Re-joining a previously removed Proxmox node is overly complex due to pmxcfs design limitations

Pissed_off

New Member
Oct 23, 2025
1
0
1
Hi all,

I'm evaluating proxmox for use in an production environment.


I’ve run into a recurring problem that highlights a design limitation in Proxmox VE’s cluster system (pmxcfs).


When a node is removed from a cluster and later needs to re-join, the process consistently fails with errors like:

* authentication key '/etc/corosync/authkey' already exists
* cluster config '/etc/pve/corosync.conf' already exists
* this host already contains virtual guests
* corosync is already running, is this node already in a cluster?!


Even after stopping all cluster services (pve-cluster, corosync, pmxcfs), unmounting /etc/pve, and cleaning /var/lib/pve-cluster, Proxmox refuses to allow the node to re-join.
It appears that pmxcfs and its database (config.db) keep stale cluster metadata which prevents a clean re-association with the leader node.


This forces administrators to manually remove low-level files, restart daemons, and rebuild the cluster filesystem — something that should be a supported and automated process.


Environment:
  • Proxmox VE 9.x (same issue existed on 8.x)
  • Two-node cluster + QDevice
  • Both nodes otherwise healthy and reachable

Expected behavior:
There should be a supported, safe command such as:


pvecm rejoin <leader-ip> --force

to reset a node’s cluster state and re-sync it with the leader without touching internal pmxcfs or corosync files.


This would allow admins to re-add nodes without losing VM configurations or reinstalling the entire host. A feature a mature hypervisor cluster system should really provide. In fact, the lack of this feature might be a reason to deaviate to Nutanix or Vmware.


Suggestion:
Introduce a “stateless rejoin” or “force-rejoin” mechanism in pvecm that clears local cluster metadata but preserves /etc/pve/nodes/&lt;hostname&gt;/qemu-server/.

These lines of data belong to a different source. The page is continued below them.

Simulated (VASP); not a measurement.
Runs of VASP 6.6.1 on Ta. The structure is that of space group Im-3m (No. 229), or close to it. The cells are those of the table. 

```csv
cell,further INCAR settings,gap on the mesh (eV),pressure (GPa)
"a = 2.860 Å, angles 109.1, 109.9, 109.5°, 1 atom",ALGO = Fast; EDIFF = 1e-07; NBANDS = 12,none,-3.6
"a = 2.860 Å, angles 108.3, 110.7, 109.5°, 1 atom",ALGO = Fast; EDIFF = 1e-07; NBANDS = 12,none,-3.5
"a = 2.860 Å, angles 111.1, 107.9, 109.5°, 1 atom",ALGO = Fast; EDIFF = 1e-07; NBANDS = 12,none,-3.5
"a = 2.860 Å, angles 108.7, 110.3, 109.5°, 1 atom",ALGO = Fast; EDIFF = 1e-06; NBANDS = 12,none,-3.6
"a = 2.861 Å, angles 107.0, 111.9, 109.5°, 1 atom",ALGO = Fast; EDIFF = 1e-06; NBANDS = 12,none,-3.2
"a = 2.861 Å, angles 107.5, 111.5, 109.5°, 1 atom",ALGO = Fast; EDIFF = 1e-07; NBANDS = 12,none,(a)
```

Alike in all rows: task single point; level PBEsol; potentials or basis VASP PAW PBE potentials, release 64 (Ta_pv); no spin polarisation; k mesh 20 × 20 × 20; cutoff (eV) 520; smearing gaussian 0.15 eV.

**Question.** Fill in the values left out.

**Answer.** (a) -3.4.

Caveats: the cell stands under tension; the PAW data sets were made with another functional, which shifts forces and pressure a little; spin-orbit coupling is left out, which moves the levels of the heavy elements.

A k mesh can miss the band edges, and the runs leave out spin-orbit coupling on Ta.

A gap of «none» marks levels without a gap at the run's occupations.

Thanks for considering this — it’s one of the few parts of Proxmox that still feels fragile compared to how rock-solid the rest of the platform is.
 
Last edited:
What are you trying to do when removing it from the cluster? What's the point of that?
 
Any possibility exists, such as accidental or malicious deletion, etc. What is the possible solution?
 
In that case you would just copy over the node information from one of the other cluster members and drop it on the rebuilt host. There's more to it than just that, but the other hosts keep a record of the configs for all other members.